Research Statement

In my dissertation, Poetics of Revelation: Communities of the Literary Oracular in Transatlantic Modernism, I asked why Cold War Latin America had a rebirth of “visionary” poetry. Why revelation in an age of revolution? With case studies on Spain (María Zambrano), Mexico (Octavio Paz), and Bolivia (Jaime Saenz), I studied intellectuals who radicalized politically in their youth only to retreat from politics after 1940, focusing my analysis on their internalization of revolutionary fatigue and growing distrust in any self-declared people’s party. Their new concern that “national energy” was so volatile it could turn assemblies into mobs convinced them that such a perilous force needed to be protected and transmitted for posterity, as is reflected in “Hacia un saber sobre el alma” by María Zambrano, “La poesía de soledad y la poesía de comunión” by Octavio Paz, and Muerte por el tacto by Jaime Saenz.

With an interdisciplinary approach that combines intellectual history with post-structural analysis and the sociology of literature, I set forth a theoretical model (“the literary oracular”) which permitted the conflict of poetic revelation to articulate its unity in transatlantic modernism through a critique of instrumental reason leveled by cultural mediators who refused to accept the disintegration of tradition, which they thought had to pass through them if it was to survive. Identifying as part of a transhistorical society of kindred interpreters of history who defied western philosophy in praise of revelation, these seers abandoned the systematic abstraction of truth for a philosophy of life based on discipleship, as is reflected in “La confesión como género literario y como método,” Los hijos del limo, and “En la abadía de San Florián” by the same authors, respectively. Since these authors were poets, to name their visions they imagined a new language that would remain impervious to the vociferous chants of the political rally. Their disillusionment with radical platforms that constructed mass culture as a people led them to step in as an oracular sage and to use the rhetoric of revelation to mediate between the extremes of a polarized political field and between elite literary production and a new literate class.

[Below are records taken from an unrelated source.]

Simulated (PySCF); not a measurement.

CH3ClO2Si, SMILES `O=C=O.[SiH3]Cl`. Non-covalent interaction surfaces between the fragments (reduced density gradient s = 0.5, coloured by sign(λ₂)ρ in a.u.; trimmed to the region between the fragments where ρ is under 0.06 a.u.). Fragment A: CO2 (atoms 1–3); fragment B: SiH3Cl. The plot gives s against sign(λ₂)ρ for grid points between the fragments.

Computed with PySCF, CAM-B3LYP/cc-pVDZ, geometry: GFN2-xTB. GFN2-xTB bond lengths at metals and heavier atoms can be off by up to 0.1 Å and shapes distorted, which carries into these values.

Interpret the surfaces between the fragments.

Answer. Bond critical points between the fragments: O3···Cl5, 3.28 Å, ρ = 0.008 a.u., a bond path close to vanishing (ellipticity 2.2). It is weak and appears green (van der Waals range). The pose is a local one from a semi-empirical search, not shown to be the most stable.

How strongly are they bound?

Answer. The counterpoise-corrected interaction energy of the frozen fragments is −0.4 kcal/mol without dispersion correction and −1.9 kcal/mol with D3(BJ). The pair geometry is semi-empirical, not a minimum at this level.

Building on my dissertation’s theme of communitarian thought, my current project focuses on populism and populist leaders in Spanish and Latin American history and literature, inviting us to rethink these social phenomena in our historical present by asking, what counts as a people and how can a people make itself count? Drawing on examples from conservative and progressive social movements in an extensive Hispanic tradition of non-participatory democracy and strongman rule, I analyze the evolution of the category of “people” as advanced by political theorists and sociologists from the 1950s to the present. Guided by frameworks of political philosophy, intellectual history, and rhetorical analysis that informed my dissertation, I ask how the “people” may serve a social function that is foundational and, at once, destabilizing. If it is the “people” who bestow sovereignty upon a leader, how is this leader able to dissolve the institutions of representative democracy in the name of the people? To pursue this line of inquiry, I turn to the representational repertoires mobilized by leaderless movements and populist leaders, vis-à-vis the rhetorical construction of the people. Within the evolution of the category of the “people,” I wish to study Persona y democracia (1958) by Spanish philosopher María Zambrano, which counts as her most overtly sociopolitical work, written from exile in Rome.

This research will contribute to the reevaluation of populist movements and theories of populism currently under way among intellectual historians, political theorists, and cultural sociologists. I want to understand how Zambrano’s proposal of “democratic personhood” may renew our understanding of this social phenomenon under the scrutiny of analysis aimed not only at the theoretical program she advanced as a “sacrificial history,” but also at how she undoes Ortega y Gasset’s oversimplified dichotomy of the “minorías directivas” and the “hombre-masa,” in her communitarian thinking about the alienated subject’s relation to the public sphere. I will demonstrate how her philosophy facilitates an assessment of arguments advanced by leaderless movements and the claims of political reformers who demand compensation for disenfranchised communities, paradoxically, by undermining the institutions of representative democracy so that party politics does not block the path to social justice or obstruct the personal relation between the people and their chosen leader. Bringing her thinking to bear on populist rhetoric of the 20th and 21st centuries, I also will examine politicians’ reception of influential reactionary arguments which conflate the distinction between legality and legitimacy, positive law and a people’s natural constitution, while challenging the priority of “autoridad de la razón” over “razón de autoridad.”